Likewise, section 1.160, RSMo 1986, does not prevent retroactive application of the ten-year statute of limitations. Section 1.160 provides in pertinent part as follows:

No offense committed ... or prosecution commenced or pending previous to or at the time when any statutory provision is repealed or amended, shall be affected *910 by the repeal or amendment, but the trial and punishment of all such offenses ... shall be had, in all respects, as if the provision had not been repealed or amended, except (1) that all such proceedings shall be conducted according to existing laws; (emphasis added).
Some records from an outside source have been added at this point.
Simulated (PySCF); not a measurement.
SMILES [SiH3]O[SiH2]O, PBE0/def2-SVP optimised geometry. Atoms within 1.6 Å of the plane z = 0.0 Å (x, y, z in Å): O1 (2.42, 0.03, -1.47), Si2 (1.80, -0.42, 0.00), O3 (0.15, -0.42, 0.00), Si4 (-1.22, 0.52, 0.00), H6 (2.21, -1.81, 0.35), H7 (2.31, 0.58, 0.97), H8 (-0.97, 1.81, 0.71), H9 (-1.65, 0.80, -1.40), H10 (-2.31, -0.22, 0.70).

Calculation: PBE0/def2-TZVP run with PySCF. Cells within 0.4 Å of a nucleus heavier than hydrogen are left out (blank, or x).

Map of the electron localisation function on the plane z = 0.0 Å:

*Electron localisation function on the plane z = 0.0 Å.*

The ten-year statute of limitations did not affect the underlying substantive offenses, but merely extended the period in which the state could initiate prosecution. Thus, the new statute of limitations constituted "existing law" under which the proceedings had to be conducted. Accordingly, the motion court correctly found that the ten-year limitations period in section 556.037 applied to the unlawful sexual offenses charged in the indictment. However, the general statute of limitations found in section 556.036.2(1), which provides a three-year period in which to prosecute, governs the charge of child physical abuse. Therefore, the focus of our inquiry rests upon the charge of child physical abuse.

We now turn our attention to the issue upon which the court of appeals transferred the case. Whether the defense of the statute of limitations can be waived depends upon whether the time bar is held to be jurisdictional or an affirmative defense that must be raised at the earliest possible moment. If the bar of the statute of limitations is jurisdictional, it cannot be waived and can be raised at any time. If the statute of limitations is treated as an affirmative defense, it must be raised before final disposition of the case, whether by conviction or plea, or it is waived.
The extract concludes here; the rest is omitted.